An airport lightning strike forced the airport to shut down temporarily on Thursday afternoon. Flights later resumed at Baltimore-Washington International Airport.

According to NBC, an FAA employee was flipping the switch to an engine generator at BWI  is a precaution due to the severe weather at around 2:30 p.m. However the generator was hit by lightning, which shocked the worker. He was transported to a nearby shock trauma center. His condition is not known.

As a result of the strike, BWI officials shut down the airport traffic control tower. All flights were suspended to and from the airport. Flights that were scheduled to land at BWI were forced to divert to Dulles International and other area airports. By 7:30p.m., 118 flights had been cancelled due to the lightning strike and thousands of passengers were left stranded and waiting for many hours.

Steve Sarkady of Atlanta had boarded a flight that was supposed to take off at 12:50 p.m but was running late.

"We heard a couple loud booms around the airport," said Sarkady. "It actually felt like it hit the plane."

"We didn't have any idea why it happened," Jonathan Dean, a spokesman for BWI, told the Baltimore Sun. "Usually [the towers] are pretty safe during these storms.

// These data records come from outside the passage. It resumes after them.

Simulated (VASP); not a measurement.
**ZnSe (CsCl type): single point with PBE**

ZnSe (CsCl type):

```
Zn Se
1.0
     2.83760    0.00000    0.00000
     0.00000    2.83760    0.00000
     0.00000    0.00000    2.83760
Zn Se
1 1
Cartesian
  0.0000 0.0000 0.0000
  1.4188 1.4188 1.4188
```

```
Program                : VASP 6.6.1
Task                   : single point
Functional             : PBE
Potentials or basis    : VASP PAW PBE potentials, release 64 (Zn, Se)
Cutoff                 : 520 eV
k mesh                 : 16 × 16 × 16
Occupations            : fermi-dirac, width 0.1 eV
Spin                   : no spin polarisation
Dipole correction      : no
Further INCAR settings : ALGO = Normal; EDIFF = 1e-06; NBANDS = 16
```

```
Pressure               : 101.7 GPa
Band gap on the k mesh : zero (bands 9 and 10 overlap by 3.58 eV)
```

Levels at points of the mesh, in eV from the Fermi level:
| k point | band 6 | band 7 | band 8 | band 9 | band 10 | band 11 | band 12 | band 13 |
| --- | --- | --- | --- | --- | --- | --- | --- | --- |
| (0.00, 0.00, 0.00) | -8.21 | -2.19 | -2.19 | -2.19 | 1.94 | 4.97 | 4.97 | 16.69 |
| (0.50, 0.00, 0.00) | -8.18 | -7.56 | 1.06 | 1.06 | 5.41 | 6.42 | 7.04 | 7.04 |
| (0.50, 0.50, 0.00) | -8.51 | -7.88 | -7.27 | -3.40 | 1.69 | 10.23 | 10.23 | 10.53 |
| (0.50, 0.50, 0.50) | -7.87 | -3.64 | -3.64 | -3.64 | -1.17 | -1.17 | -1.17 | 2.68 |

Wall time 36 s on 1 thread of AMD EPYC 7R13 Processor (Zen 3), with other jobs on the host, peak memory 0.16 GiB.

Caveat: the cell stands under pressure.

The major strike wasn't the only one that hit the airport. According to Baltimore-area meteorologist Justin Berk, there were five strikes that hit the BWI airfield on Thursday.

The airport started to reopen by 5 p.m., but two runways remained closed. and FAA officials said that BWI's air traffic control tower remains closed. To make up for this. A consolidated radar facility has taken over control of air traffic.

BWI wasn't the only airport impacted by the poor weather on Thursday. There were several delays at many major  airports along the East Coast.